The bottom line is clear: Our vital interests in Afghanistan are limited and military victory is not the key to achieving them. On the contrary, waging a lengthy counterinsurgency war in Afghanistan may well do more to aid Taliban recruiting than to dismantle the group, help spread conflict further into Pakistan, unify radical groups that might otherwise be quarreling amongst themselves, threaten the long-term health of the U.S. economy, and prevent the U.S. government from turning its full attention to other pressing problems. -- Afghanistan Study Group

Sunday, January 1, 2017

Update for Sunday, January 1, 2017

The new year brings no better news for Iraq, where the death toll in a double bombing in central Baghdad yesterday now stands at 30.

In Najaf, a suicide bombing at a checkpoint killed 6 police and injured 25 people.

In Mosul, the battle grinds on with Iraqi forces continuing to claim territorial gains amid major destruction of houses and infrastructure. Fleeing civilians are forced to wait for days to go through the screening process.

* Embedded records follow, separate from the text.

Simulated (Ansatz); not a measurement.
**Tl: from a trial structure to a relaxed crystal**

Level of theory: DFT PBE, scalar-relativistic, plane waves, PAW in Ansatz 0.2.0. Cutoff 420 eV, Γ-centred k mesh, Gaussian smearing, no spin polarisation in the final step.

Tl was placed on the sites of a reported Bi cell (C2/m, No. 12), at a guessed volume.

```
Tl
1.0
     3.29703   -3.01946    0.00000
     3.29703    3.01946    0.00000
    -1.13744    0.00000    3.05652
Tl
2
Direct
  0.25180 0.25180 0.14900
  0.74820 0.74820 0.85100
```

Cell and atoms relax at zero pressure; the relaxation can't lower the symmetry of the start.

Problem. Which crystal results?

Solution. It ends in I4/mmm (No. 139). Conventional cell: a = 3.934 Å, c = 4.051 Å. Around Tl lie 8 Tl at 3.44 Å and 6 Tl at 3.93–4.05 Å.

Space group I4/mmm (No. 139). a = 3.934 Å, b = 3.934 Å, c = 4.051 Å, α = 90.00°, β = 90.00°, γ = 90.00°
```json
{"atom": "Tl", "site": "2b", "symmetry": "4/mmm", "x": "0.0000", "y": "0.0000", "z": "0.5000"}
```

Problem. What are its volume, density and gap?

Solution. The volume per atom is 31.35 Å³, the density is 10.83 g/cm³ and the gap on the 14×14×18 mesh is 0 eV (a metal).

U.S. Brigadier General Rick Uribe agrees with PM Abadi's forecast that the battle for Mosul will require another three months. He praises the Iraqi forces involved, but expects the battle for west Mosul to be even more difficult due to narrow streets that won't accommodate armored  vehicles.

AFP provides an eyewitness account of the fighting and the situation of civilians in they city, and those who choose to flee. Iraqi forces are making strenuous efforts to protect civilians.